Hi all,
I'm sheriff today, and in the course of my sheriff-y duties, I've realized that our policy for how we're supposed to handle flaky tests is perhaps unclear or not in broad agreement.
Specifically, it is my belief that we are supposed to disable any flaky tests we come across [1]. However, the documentation I can point at [2] suggests that you're supposed to let them run. I think the documentation needs to be changed.
However, before I do that, I wanted to see if there was something I'm missing.
From the discussions we've had in the past, the objections to disabling tests generally tend to be twofold:
1) If you disable a flaky test, you lose whatever potential coverage that test might be giving us.
2) If you disable a flaky test, you can't easily tell if the test stops being flaky and starts passing (or failing consistently).
These are both valid objections.
The counterarguments I've heard (and made) to the first is that you can't actually trust the coverage the test might be giving you since it's too hard to tell different failure modes apart, and so the value you get from continuing to run things is outweighed by the confusion of looking at ongoing failures and trying to figure out if they're new or not.

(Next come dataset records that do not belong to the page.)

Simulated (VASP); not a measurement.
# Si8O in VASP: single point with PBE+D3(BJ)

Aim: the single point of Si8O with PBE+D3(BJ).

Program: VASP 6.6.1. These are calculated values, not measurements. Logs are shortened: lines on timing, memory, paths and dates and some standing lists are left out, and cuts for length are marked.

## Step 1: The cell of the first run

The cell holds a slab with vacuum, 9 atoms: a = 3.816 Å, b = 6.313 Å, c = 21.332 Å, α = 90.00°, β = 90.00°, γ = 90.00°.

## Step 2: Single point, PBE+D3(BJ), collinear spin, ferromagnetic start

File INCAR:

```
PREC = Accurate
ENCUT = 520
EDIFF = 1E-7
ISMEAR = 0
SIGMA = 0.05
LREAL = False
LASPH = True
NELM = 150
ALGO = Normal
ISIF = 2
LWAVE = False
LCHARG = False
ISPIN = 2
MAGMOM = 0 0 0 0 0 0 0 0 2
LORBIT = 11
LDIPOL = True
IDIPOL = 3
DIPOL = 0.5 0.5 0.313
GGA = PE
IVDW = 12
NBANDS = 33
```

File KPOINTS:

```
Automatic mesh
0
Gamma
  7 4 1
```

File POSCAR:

The counterarguments to the second are that the cost of continuing to run the flaky test (both in itself, and in potential knock-on costs due to the way we run tests and one test might interfere with another) outweighs the value you get by doing so (i.e., things don't fix themselves often enough, and rapidly enough).
These objections were discussed in the thread [3] linked from the current documentation. That discussion happened in 2012, so, quite some time ago. I don't remember offhand discussions that have happened since then, but I do know that we got rid of the ability -- in gtests -- to mark a test as FLAKY, so there currently isn't a way to keep running a test but ignore failures. We could arguably make this possible, but for the moment I'm going to declare that a separate discussion.
There are related objections and topics that are relevant. First, there's the question of how we would track disabled tests, and lindsayw@ has been working on processes that we'll start following soon for this. Second, there's the question of measuring test (and code) coverage, so we can start to learn whether this matters or not, and baxley@ and liaoyuke@ and others are working on a plan for that as well.
So, to repeat: I think we should be disabling flaky tests, and I think the docs need to be updated to make that extra clear.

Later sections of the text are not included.